Washington
Washington considered publishing the poem, but feared it might be misinterpreted as a mark of vanity. Also the poem, with its imagery of crowns and thrones, had some uncomfortable overtones. Nevertheless Washington appears to have received Phillis Wheatley at his Cambridge headquarters in March with a “very courteous reception,” and through Joseph Reed, the poem found its way into print in April.80 It didn’t seem to bother Washington that Wheatley was a slave, and it evidently didn’t bother Wheatley that Washington was a substantial slave owner. Certainly there were Mount Vernon slaves whom Washington knew intimately and some to whom he spoke in a friendly manner, such as Billy Lee, but he had never met any black person on such terms of social equality. That Washington appreciated Wheatley’s poetry and received her warmly showed his great potential for growth. Once again he had displayed a striking capacity to adapt to new circumstances, even though he still had an immense distance to travel on the slavery issue.
CHAPTER NINETEEN
The Heights
THE REPUBLICAN IDEOLOGY that Washington absorbed from his avid reading of Revolutionary pamphlets never fit easily with his patrician reflexes as a Virginia planter. Perhaps few actions he took during the war exhibited his inconsistent nature in such bold relief as his creation of a personal guard during the dispiriting Cambridge winter. In part, the decision arose from legitimate concerns for his safety. “To guard against assassination, which I neither expect nor dread, is impossible,” Washington later wrote, but he knew that kidnapping attempts were always a possibility, especially since he himself would hatch a couple of failed schemes to kidnap British generals.1
His order to forge a personal guard or Life Guard, as it was commonly called, also sprang from a desire to be surrounded by a crack team of disciplined professionals who would accompany him whenever he rode out to review the troops. Protective of his historical reputation, Washington committed the care of his personal papers to this guard. Having such an elite corps at the beck and call of the chief general was a throwback to the glittering world of European armies.

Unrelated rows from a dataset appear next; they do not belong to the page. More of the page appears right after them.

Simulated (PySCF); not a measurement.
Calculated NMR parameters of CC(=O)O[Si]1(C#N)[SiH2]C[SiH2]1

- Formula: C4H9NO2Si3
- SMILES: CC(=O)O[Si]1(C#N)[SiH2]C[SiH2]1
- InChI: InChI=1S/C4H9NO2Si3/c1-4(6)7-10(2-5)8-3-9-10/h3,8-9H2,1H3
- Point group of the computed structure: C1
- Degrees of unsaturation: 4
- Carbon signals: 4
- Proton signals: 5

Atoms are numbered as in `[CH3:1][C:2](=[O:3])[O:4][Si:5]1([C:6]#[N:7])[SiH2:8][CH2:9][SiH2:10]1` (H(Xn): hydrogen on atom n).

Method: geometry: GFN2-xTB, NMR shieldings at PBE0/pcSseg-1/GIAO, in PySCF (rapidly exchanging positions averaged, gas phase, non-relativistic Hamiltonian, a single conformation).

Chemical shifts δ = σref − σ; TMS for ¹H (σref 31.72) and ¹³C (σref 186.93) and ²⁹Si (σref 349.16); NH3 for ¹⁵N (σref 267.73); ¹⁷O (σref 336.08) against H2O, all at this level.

In general orders for March 11, 1776, Washington instructed the commanding officer of each regiment to pluck out four men apiece for his guard. His description of what he wanted shows how much stock he placed in appearance. The men should be “from five feet eight inches high to five feet ten inches; handsomely and well made; and as there is nothing in his [i.e., Washington’s] eyes more desirable than cleanliness in a soldier, he desires that particular attention may be made in the choice of such men as are neat and spruce.”2 This precision was strange indeed at a time when Washington feared his army might crumble into dust.
A year later Washington issued new instructions that tightened requirements for the unit. Now he wanted his bandbox men to “look well and be nearly of a size.” He narrowed the height range—“I desire that none of the men may exceed in stature 5 feet 10 inches, nor fall short of 5 feet 9 inches”—and said they should be “sober, young, active, and well made.”3 Although Washington allowed class preferences to trump ideology, he didn’t want it to get around and enforced secrecy on the officers: “I am satisfied there can be no absolute security for the fidelity of this class of people, but yet I think it most likely to be found in those who have family connections in the country. You will therefore send me none but natives and men of some property, if you have them. I must insist that in making this choice you give no intimation of my preference of natives as I do not want to create any invidious distinction between them and the foreigners.”4 It should be said that Washington had noticed that a disproportionate number of foreign-born troops defected to the British side to pocket lucrative bounties.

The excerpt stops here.